# An Introduction to conformal prediction


The aim of this notebook is to implement and better understand split conformal prediction, to understand the strenghts and limits of the guarantees.

0. Data Generation
1. Split conformal prediction  
  1.1. basic score function (absolute value of the residuals)  
  1.2. 'advanced' score function (locally weighted)  
  1.3. Conformal Quantile Regression (CQR)
2. Dependence of the coverage wrt the quality of the model
3. The coverage is on average on both the test point and the calibration set

# I- Data generation

We begin by generating a toy dataset, in which the data follow the distribution
$$
X \sim \mathrm{Beta}(6,3) \qquad Y| X \sim \cos(X) + (1-\cos(X))\mathcal{N}(0,0.5).
$$

In [None]:
import random
import numpy as np
import scipy as sp
import statsmodels as sm
import matplotlib.pyplot as plt
import seaborn as sns
colors_blindness = sns.color_palette("colorblind")
color_train = colors_blindness[1]
color_cal = colors_blindness[9]
color_test = colors_blindness[4]
np.random.seed(42)

In [None]:
n_train = 100
n_cal = 100
n_test = 100
x_max, x_min = 0, 6 # For plotting limits

def sample_data(n):
    "Sample n data points from the given distribution"

    X = sp.stats.beta.rvs(a=6,b=3,loc=0,scale=6,size=n)

    ## Heteroscedastic model
    sigma = 0.5
    y = np.cos(X) + (1-np.cos(X))*sigma*np.random.normal(size=n)
    return X, y

X_train, y_train = sample_data(n_train)
X_cal, y_cal = sample_data(n_cal)
X_test, y_test = sample_data(n_test)
X,y = np.vstack((X_train, X_cal, X_test)), np.hstack((y_train, y_cal, y_test))

x_max, x_min = np.max(np.vstack((X_train, X_cal, X_test))), np.min(np.vstack((X_train, X_cal, X_test)))


In [None]:
plt.scatter(X,y,marker='.',color='black')
plt.xlabel(r'$X$')
plt.ylabel(r'$Y$')
plt.title('Generated data')
plt.show()

The data are randomly splitted into the train and test

# II- Split Conformal Prediction
## II.1- Regression model


We rely on a linear regression with polynomial features to fit the data.

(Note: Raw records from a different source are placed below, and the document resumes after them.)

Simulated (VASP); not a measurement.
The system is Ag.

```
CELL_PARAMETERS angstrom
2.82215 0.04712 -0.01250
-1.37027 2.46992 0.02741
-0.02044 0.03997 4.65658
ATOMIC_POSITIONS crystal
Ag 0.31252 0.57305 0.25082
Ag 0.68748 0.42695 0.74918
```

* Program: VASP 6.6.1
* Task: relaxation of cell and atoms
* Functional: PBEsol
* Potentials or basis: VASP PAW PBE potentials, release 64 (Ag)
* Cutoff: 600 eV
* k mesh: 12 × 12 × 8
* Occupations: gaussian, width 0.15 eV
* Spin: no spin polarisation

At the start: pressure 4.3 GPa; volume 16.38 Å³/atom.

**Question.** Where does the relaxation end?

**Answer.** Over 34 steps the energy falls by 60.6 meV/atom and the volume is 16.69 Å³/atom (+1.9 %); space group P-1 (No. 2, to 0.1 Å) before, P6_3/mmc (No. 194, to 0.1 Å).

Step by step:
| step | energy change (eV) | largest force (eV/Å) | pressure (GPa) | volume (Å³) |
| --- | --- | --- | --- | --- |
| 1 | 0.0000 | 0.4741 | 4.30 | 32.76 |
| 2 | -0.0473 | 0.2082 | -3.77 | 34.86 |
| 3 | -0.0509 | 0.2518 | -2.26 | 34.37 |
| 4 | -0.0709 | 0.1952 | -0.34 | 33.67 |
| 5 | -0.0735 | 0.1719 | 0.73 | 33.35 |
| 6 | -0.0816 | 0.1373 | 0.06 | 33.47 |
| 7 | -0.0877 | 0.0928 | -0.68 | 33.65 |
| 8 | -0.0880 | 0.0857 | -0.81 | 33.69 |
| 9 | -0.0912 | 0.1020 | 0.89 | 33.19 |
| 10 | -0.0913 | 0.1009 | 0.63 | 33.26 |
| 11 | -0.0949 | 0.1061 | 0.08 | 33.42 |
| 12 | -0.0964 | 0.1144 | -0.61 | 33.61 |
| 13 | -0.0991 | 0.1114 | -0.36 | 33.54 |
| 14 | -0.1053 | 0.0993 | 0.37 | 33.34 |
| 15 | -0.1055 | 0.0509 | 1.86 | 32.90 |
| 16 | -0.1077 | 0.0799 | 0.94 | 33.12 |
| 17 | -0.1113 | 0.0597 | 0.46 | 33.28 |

**Q1 Complete the following implementation of the linear regression**


In [None]:
from sklearn.preprocessing import PolynomialFeatures
from sklearn import linear_model


poly = PolynomialFeatures(4)
Xpoly_test = poly.fit_transform(X_test[:, np.newaxis])
Xpoly_train = poly.fit_transform(X_train[:, np.newaxis])
Xpoly_cal = poly.fit_transform(X_cal[:, np.newaxis])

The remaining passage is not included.